After some careful consideration, I decided to switch web hosts last night. It took a number of hours for the DNS settings to propagate, during which time I played around with the Wikipedia account I created last August but forgot about and got a few hours of troubled sleep.
When I woke up and transferred my WordPress database to the new MySQL server, I was surprised at how simple it was. Then I happened to look at my recent post on 7-Zip, which includes a couple of words of Danish. The heavily accented "Værktøjer" appeared as "V?rkt?jer," suggesting that there was a problem with the character encoding. I immediately assumed that my backup of the database - which I had previously changed to UTF-8 to prevent problems like this - had somehow converted to a more narrow character set, like ISO-8859-1 or (horror upon horrors) ASCII. This initially seemed correct, as the MySQL database containing my WordPress information was set to a ISO-88591-1 collation (which I assumed determines sorting orders in MySQL). After I changed this and re-imported my data, however, there was no change.

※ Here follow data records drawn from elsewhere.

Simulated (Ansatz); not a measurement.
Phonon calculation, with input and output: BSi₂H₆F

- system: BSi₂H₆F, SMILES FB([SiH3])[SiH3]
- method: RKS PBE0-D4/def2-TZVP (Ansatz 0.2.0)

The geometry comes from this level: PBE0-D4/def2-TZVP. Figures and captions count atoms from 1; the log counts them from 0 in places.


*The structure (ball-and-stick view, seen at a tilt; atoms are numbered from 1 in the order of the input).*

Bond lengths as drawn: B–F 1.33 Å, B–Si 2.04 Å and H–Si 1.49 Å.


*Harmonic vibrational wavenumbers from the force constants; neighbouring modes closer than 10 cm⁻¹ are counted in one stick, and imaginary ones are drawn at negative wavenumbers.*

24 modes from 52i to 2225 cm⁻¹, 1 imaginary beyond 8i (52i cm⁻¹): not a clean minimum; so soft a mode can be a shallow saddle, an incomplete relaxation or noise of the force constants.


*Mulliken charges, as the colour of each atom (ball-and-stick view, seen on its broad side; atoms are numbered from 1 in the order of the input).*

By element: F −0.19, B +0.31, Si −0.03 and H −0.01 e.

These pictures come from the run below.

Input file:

Through the magic of Google, I found a thread on the WebmasterWorld forums which suggested I needed to change the default character set of the tables. Since changing the collation had changed the tables' character set automatically, it seemed like it should be working. After some poking around, I realized that "Værktøjer" and other accented words displayed fine in phpMyAdmin, a tool to manage MySQL databases. This suggested to me that something might be wrong with WordPress.
This recalled to me a thread on the WordPress support forums that I had been looking at earlier. In response to another WordPress user's problems with Unicode characters not showing up correctly, "Incubus" wrote:
"If you experience weird problems, like some UTF-8 characters (the Unicode character č and a few others in my case) seemingly being changed to garbage by mysql_query, you may need to do something like this before your actual query:mysql_query("SET NAMES 'utf8'", $conn);
?>"So is this being done by Wordpress? I think not because there are plenty of posts about the same issue. Any developer comments..?
Some testing with a short PHP script I whipped up confirmed that sending the MySQL server a "SET NAMES" query would fix my Unicode problems. I did some research into setting the charset at the server (reading pages from the MySQL manual and looking for websites with relevant information; this post about MySQL and Python was particularly helpful), but was unable to make much headway. I resigned myself to patching wp-db.php, the file in WordPress which takes care of database connections. I would file a bug in WordPress about it, but it seems to be a problem with MySQL ignoring its own character set variables. It was annoying how it wasted at least an hour of my time, but those are the breaks, I guess.
# At 4:17 on August 13, 2005, d.f.h wrote:
thx, that's very helpful to me, cause i've got the same problem.
# At 5:37 on October 26, 2005, Chandu wrote:
Thanks alot for the info... I was facing the same problem.... glad to see someone who has solved it already... I will try it today...
# At 9:43 on December 23, 2005, Le-Fay wrote:
Thanks a lot ! I had te same problem, and it did the trick for me.
# At 1:21 on May 16, 2007, Martey wrote:
This issue is fixed in WordPress 2.2
, assuming you use the wp-config.php that comes with that version, which defines a 'DB_CHARSET' value that wp-db.php uses to run a SET NAMES query.
# At 4:44 on September 14, 2007, Christophe wrote:
I found this post on the subject of UTF8 and version of WordPress below 2.2 to be useful:
http://jonkenpon.com/2007/02/20/making-your-wordpress-database-portable-because-it-probably-isnt-right-now/
# At 1:43 on August 2, 2008, Kathie M. Thomas wrote:
How annoying. All of my sites have recently been shifted from one server to another and I've now got this problem with some of my blogs but not all of them. I don't know that I'm conversant enough to make edits to things but will be passing this info on to my web guy in the hope that he can sort it out for me too.